Sophie and I started a friendly drawing competition based on conversations we have while visiting my mother on Sundays. This one is from Mother’s day after the girls went out shopping to pick out a present for their grandmother. Sophie typically gets people to vote on the winner of the drawing competition, so if you want to participate in that, you can cast your vote in the comments.
A few weeks ago, I took my daughters down to Kentville, Nova Scotia to attend the three-day Confluence of the Arts event with Rik Berry, an artist and senior pastor of Valleygate Vineyard church, along with 30 other artists, some who came from as far away as Singapore, Calgary and Edmonton.
Rik and I have been connected since our former group, Burning Bush Ministries, hosted two of these events many years ago at the 10,000 square foot building we owned called Woodlands, also known as the Lady Smith Manor, in Dorchester, New Brunswick. My girls were small then. They took it for granted that they were welcome among all the grown-up, serious artists. I remember them, sprawling on the floor of the double parlour at Woodlands, carefree and covered with paint.
Now, as young adults with a bit of artistic training, they weren’t sure if they belonged.
And I understand how they felt. I always feel illegitimate in this setting. I’m a cartoonist. I typically don’t sketch things that are directly rooted in scripture. I draw big noses and people with three fingers. Every time I attend, it stretches me. As Rik pointed out, the point is not to create a masterpiece. It’s to participate in what the Spirit is creating through the group dynamic.
On opening night, we sat in a circle and introduced ourselves, finding that the group was composed of singers, musicians, writers, painters, dancers, sculptors and filmmakers. Rik explained confluence is the phenomena of two rivers moving in different directions, which then meet and flow together. His intention was for us to do the same thing with all the artistic disciplines represented in the room.
This doesn’t come naturally for artists, who prefer to hide their process. We’re trained to keep all those little broken bits of ideas hidden away from everyone until we have something we feel is “finished” and even then, artists are tentative.
The workshop went like this: first, we participated in an old practice called Lectio Divina. As a group, we read a passage of scripture and spent time contemplating its meaning and allowing the Holy Spirit to draw our attention to certain portions. The portion of scripture that we read was Isaiah 6.

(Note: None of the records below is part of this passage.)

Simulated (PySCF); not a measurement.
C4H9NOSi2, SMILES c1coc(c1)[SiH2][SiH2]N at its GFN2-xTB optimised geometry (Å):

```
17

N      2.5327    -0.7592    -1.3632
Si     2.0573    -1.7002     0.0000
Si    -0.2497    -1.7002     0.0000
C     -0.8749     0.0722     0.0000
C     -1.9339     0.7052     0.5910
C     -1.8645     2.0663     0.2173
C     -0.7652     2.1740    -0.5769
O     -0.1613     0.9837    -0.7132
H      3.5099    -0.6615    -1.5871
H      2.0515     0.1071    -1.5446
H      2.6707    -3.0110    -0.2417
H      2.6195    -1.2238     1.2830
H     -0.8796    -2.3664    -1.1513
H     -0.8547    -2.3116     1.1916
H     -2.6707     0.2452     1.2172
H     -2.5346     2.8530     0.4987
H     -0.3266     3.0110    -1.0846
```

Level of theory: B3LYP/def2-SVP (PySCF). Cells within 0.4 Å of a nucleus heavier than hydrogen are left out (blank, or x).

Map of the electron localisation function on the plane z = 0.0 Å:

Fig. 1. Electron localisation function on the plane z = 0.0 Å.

(We don’t do a lot of meditation in modern protestant churches – and we certainly don’t do it as a group.)
Then Rik asked us to take the words we were contemplating and begin to express them through our genre of art. He encouraged everyone to move around, examine what others were creating and be inspired by it.
We took a break for lunch. Some of the locals from Kentville invited me and the girls, along with some Western folk, out for lunch across the street. We discussed being a Christian in the art community and how our faith affects our approach to art.
During the afternoon session I took a bit of video to complement some of the shots that Robyn was taking. She’s the pro, but some additional shots never hurt. Rik circulated and encouraged others to look around at the work everyone was doing.
The flow was stilted at first, but by the end of the day, several themes emerged.
The next morning we tried Visio Divina, a similar process involving the artwork in the room. Everyone was asked to take one painting, drawing or sculpture and to study it.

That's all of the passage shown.